The much-footnoted story Perry builds from the limited available sources is that John was a younger son of a minor noble family in the Champagne region of northwest France. He was probably sent off as a child to a monastery, destined for the priesthood. But as he grew up unusually tall & strong, knights visiting the monastery recognized his potential. He may have become quite well known through superior performance in jousting tournaments. When his eldest brother left Champagne to fight in Italy, John became the regent for the family estates, bringing him to the attention of his feudal superior, the powerful Countess Blanche of Champagne.
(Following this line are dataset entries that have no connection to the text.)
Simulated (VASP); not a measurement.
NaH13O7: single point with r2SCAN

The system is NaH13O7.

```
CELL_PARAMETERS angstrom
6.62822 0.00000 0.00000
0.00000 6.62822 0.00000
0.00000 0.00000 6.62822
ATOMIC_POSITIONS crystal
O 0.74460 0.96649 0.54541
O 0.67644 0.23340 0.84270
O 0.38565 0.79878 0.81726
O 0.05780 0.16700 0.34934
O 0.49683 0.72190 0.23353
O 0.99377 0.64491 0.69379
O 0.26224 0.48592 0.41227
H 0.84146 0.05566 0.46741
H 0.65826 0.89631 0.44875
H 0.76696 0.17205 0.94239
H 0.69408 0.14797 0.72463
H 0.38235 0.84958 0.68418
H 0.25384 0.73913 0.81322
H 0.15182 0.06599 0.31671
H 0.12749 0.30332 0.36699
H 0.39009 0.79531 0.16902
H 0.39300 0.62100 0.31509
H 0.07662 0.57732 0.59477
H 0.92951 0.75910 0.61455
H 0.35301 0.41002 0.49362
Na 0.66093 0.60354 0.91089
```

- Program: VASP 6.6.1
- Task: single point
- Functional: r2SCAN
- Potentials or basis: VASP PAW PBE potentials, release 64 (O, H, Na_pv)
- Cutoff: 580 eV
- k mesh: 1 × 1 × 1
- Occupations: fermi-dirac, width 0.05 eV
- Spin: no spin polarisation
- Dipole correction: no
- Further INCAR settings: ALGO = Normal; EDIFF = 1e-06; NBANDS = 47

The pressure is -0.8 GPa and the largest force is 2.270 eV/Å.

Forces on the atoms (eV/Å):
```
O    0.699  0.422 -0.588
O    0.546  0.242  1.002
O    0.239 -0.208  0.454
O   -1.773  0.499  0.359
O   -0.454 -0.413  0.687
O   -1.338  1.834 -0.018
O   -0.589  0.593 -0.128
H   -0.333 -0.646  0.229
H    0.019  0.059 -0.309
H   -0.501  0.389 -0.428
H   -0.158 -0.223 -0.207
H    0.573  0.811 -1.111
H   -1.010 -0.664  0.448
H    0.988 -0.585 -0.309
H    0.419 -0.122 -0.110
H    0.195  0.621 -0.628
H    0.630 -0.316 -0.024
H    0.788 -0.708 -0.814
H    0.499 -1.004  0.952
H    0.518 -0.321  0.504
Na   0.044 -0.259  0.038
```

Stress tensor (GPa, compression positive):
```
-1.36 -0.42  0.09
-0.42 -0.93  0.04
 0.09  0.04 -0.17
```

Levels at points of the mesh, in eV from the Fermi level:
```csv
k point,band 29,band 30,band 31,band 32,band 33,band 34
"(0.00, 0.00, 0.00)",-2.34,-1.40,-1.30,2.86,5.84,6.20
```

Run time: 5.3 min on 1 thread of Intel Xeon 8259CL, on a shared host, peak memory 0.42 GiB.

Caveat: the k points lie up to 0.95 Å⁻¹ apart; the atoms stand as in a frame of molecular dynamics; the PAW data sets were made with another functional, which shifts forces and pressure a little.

The so-called Kingdom of Jerusalem in those days was merely a threatened narrow strip of land along the eastern Mediterranean, not even including Jerusalem itself. The heiress to the kingdom was the young Queen Maria. Jerusalemites appealed to the West to send them someone to become her king-consort – preferably someone rich with a large army at his back. In the absence of any such volunteers and through machinations of Countess Blanche, John became the next best thing.

He arrived in the Kingdom in 1210 at about age 35 with a small force of knights, married Queen Maria, and became the Zelensky of his day – perpetually begging the Pope, the King of France, the Holy Roman Emperor, and anyone else for money & weapons & manpower. The sources commend John for his personal bravery and individual fighting prowess, but with only limited resources at his command, his minor crusade against the threatening Saracens in 1210-1211 was rather ineffectual. However, that experience made him the obvious choice to lead the Pope’s much larger Fifth Crusade in 1218-1221.

John boldly led the Fifth Crusade on an invasion of Egypt, the home territory of the Saracens. Sultan al-Kamil of the Ayyubid dynasty quickly offered a peace treaty which would have restored the Kingdom’s lands lost since the First Crusade, including the city of Jerusalem itself. John recommended accepting this deal, but the European knights who had joined the Fifth Crusade were as interested in seizing booty as in serving God. Strangely egged on by the Pope’s emissary Pelagius, the knights rejected the proffered treaty, carried on with the attack, and were eventually driven out of Egypt in defeat.

Following the Fifth Crusade, John left for Europe in 1222, trying as Regent to drum up more support for the failing Kingdom, and never returned. While in Europe for the next decade, he initially established good relations with the Holy Roman Emperor, Frederick II, culminating in his marrying John’s young daughter, now Queen of the Kingdom of Jerusalem. Thus Frederick replaced John as regent & king-consort. But relations between John & the Emperor soured after that marriage, and John’s daughter died soon thereafter in childbirth.

However, John retained good relations with the Pope, fighting for him in the “War of the Keys” in Italy. In 1231 after much haggling, the Pope arranged for John at about age 55 to take the place of the deceased Emperor of Constantinople – perhaps analogous to the way that a modern ousted CEO will often find his way to another CEO gig.

Unfortunately, the situation at Constantinople was even more tenuous than in the Kingdom of Jerusalem. The “empire” consisted of little more than the city of Constantinople itself, beset on all sides by powerful enemies. Until his death in 1237 in his early 60s, John bravely led his limited forces in holding off those enemies, but lack of resources prevented him from making any real improvements to Constantinople’s dire situation.

The overall observation from this history is that technology changes but human behavior does not. John’s uphill struggle through the vicissitudes of Medieval life seems in many ways all too modern.